Endigar 1059

From Courage to Change of Oct 10:

The road to my hometown wound along a steep hillside. As a child, I was often afraid that our car would swerve too widely and go over the edge. I used to take hold of the rear door handle and try to prevent this. I was too young to understand that my actions could not influence the path of the car. Yet I often take a similar approach to my adult fears and persist in futile actions.

Al-Anon helps me to accept what I cannot change and change what I can. Although I can’t control the way alcoholism has affected my life, I can’t control another person, and I can’t make life unfold according to my plans, I can admit my powerlessness and turn to my Higher Power for help.

When I am the driver, the responsibility for steering clear of the road’s edge is mine. It is up to me to take my recovery seriously, to work on my attitudes, to take care of my mind, body, and spirit, to make amends when I have done harm — in short, to change the things I can.

Today’s Reminder

Sometimes the only way I can determine what to accept and what to change is by trial and error. Mistakes can be opportunities to gain the wisdom to know the difference.

“If a crisis arises, or any problem baffles me, I hold it up to the light of the Serenity Prayer and extract its sting before it can hurt me.” ~ One Day at a Time in Al-Anon

END OF QUOTE—————————————

There’s a moment in my life where innocence hardens into delusion — the child’s hand gripping becomes the adult’s will clenching at the illusion of control. This is the birthplace of self-betrayal: that instant when fear dresses up as virtue and we call it responsibility, loyalty, or love.

I was told to hold things together. Families, marriages, reputations, systems. “Good” people clench under the command of madness, denial, and collective cowardice. Recovery unteaches that lie. It teaches that letting go is not collapse; it is rebellion. The first act of spiritual independence is unclenching.

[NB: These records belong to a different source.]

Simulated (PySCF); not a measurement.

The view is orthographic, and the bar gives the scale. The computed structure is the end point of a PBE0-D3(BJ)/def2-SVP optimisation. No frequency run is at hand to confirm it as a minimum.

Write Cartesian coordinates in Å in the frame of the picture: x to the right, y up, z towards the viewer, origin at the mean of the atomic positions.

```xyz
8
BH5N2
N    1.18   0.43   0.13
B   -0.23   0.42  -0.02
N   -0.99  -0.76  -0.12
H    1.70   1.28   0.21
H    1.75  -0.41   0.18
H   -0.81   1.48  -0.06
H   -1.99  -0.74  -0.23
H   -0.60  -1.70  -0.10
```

The Serenity Prayer becomes a battlefield order. “Accept what I cannot change” is not submission — it’s intelligence. “Change what I can” is not sentimental; it’s strategy. “Wisdom to know the difference” is reconnaissance. The clinging hand of the child now grips the sword of discernment. I can no longer afford to confuse martyrdom with mastery.

Mistakes are not sins. They are the bruises of apprenticeship. Each wrong turn exposes another illusion — that perfection is power, or that fear keeps the journey safer than trust. Wisdom grows out of wreckage; I salvage what burns and build again.